Web Wars

Jacob Malthouse, 34, and Trevor Bowden, 38, the founders of Big Room Inc., have a relaxed, confident air—big laughs, strong handshakes. The two met while working for the UN in Switzerland, and sitting now in a coffee shop in their adopted new neighbourhood of Chinatown, they talk about their end goal—the Internet’s new .eco designation—like it’s already theirs.

A regulating body called the Internet Corporation for Assigned Names and Numbers (ICANN, Malthouse’s former employer) oversees the infrastructure of the Internet, which for years has been organized by a handful of suffixes at the end of every URL you type: the generic .com, the heartwarming .org, various country designations (.ca, .jp), and the dreadful .biz. But starting in 2008, ICANN opened its thinking to a new breed of domain names, and after a few years of study, fussing, and delays, the Internet marketplace is now open.

New names—think .coke, .bmw—will make it easier to verify that the site we are typing is the site we want, and will stop imposters from stealing intellectual property. That’s worth a lot to brands, and the benefits will be measured not just in cash (astute marketers are urging their clients to be prepared for hefty fees—applications start at US$185,000) but in goodwill, too. It’s easy to foresee battles over who owns the rights to certain names; for example, who gets to run .amazon—the bookseller or a tour company in Brazil?

So we’re at the dawn of the dot-brand era, which experts say is going to change our Internet experience significantly. But this is also the advent of the dot-community. And this is what sets Big Room’s current project apart. When Malthouse and Bowden hatched their plan to bid for the newly conceived domain name .eco they decided not to go the commercial route in favour of the more difficult claim—proving they serve the ecological community. Gaining this community status has its perks: these domains are offered to the community in question before they’re auctioned to the highest corporate bidder. So the two (along with a partner in New Haven, Connecticut) started rallying the ecological troops, beginning with local triple-bottom-line investors like Renewal Partners and David Levi.

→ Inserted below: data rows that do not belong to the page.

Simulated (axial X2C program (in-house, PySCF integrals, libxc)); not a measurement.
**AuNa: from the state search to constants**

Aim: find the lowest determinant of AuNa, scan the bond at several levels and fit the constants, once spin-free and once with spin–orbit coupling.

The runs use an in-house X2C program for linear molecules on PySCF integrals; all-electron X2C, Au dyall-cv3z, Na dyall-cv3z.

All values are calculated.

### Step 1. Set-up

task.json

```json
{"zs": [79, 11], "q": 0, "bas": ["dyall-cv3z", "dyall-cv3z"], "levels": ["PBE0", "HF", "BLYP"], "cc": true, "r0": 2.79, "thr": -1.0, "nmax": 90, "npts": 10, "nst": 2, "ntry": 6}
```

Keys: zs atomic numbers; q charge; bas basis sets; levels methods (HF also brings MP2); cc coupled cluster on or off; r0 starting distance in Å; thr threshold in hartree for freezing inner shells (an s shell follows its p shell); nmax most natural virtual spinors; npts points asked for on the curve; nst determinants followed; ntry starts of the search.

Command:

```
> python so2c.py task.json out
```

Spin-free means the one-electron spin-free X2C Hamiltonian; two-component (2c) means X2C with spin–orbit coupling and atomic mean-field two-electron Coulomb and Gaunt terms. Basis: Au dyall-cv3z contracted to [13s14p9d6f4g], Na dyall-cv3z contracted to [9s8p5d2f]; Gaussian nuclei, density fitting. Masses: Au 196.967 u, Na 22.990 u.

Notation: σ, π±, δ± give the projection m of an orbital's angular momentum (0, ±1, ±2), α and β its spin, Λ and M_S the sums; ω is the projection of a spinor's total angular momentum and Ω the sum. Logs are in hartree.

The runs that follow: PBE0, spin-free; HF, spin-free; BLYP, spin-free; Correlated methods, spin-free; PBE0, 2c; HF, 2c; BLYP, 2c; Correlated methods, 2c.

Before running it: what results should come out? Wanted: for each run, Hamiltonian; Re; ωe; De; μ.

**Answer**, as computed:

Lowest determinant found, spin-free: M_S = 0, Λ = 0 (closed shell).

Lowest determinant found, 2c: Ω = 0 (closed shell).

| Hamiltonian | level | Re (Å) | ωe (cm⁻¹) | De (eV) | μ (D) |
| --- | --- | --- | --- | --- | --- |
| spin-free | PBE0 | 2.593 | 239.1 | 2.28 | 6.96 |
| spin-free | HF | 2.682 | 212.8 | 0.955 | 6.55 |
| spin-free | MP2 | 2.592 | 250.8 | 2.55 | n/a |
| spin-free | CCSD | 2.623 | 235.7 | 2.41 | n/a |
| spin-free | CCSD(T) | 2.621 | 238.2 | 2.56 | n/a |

“I was very quickly enamoured by the model they’d put together,” says Levi, CEO of Working Enterprises, Canada’s leading venture capital group. “What we’ve added is a combination of finance, business expertise, and strategy.” He and his partners recognized .eco not only as a valuable investment that could make a lot of money (he himself has pledged to donate all his company’s returns to the Columbia Foundation) but as an opportunity to create a focal point for a community in need of cohesion.

The “sustainable Internet”

team then went after heavyweights like the David Suzuki Foundation, the World Wildlife Fund, Green Cross International, and Greenpeace. Big Room secured technical support from the same people who service .org and auditing services from Deloitte. And they went out actively courting the often-fractious environmental community, asking grassroots groups for input on what .eco should look like and how they should run it.

The consensus they discovered is this: rather than working like a badge of honour (.eco means you’re green), the letters would signal environmental transparency—companies would be required to create an “eco profile” using data most of them already have under lock and key or keep buried in hard-to-find web pages. A significant portion of the revenue from the sale of individual domain names (www.what-have-you.eco) would go to a wide swath of international environmental organizations, vetted and decided on by an arms-length foundation. So who could get a .eco? Almost anyone, so long as they’re transparent and demonstrate a commitment to sustainability. “There’s always going to be bad actors,” says Bowden. “But it’s like paying your taxes—most will make honest disclosures. So we’re here to encourage that.”

Despite all the big-name supporters and meticulous preparation, Big Room’s application is no slam-dunk. Community requests can be tricky, says Antony Van Couvering, CEO of Minds + Machines, a company specializing in acquiring top-level domain names. Van Couvering, who was one of ICANN’s founders, represents a California-group that also covets the .eco brand. Van Couvering recently published a blog post questioning whether anyone would be accepted as a community under the new rules. When his clients approached him about securing the rights to .eco, he looked into the community route and decided it was too risky—the restrictions on his clients would limit how they used the space—and there were no guarantees they would win. ICANN’s rules on what constitutes a community are strict: the name can’t mean anything else, the label has to be the single word the community is commonly known as, and the grading is harsh (a community application has to score 14 out of 16, not a lot of room for error). For good reason, says Van Couvering. “It could end up being a loophole you could drive a truck through.”

The kicker for Van Couvering’s critique of the guidelines is that an application won’t pass if anyone from the community objects. “Let me put it this way. Suppose I’m one of the .musics and someone applies to represent the music community. I’m probably going to object. Or I’m going to find someone to object.” The way he sees it, “community is a wonderful word that people respond to emotionally,” but it’s tough to sell as a business concept.

This isn’t about to deter Malthouse and Bowden, who stress that while there is a risk in applying as a community, the greater risk would be gambling that a corporate group would safeguard the opportunity. “There’s a big difference between commercial and community. It’s a bit like a country run by the state or run by the people,” Malthouse explains. “This is the one shot for the eco-community to own the space, so we hope we can win it for them. I’d like to think that it won’t come down to an auction. We hope people will look at what we’ve done, read our proposal, and think, ‘Why would I object to this?’”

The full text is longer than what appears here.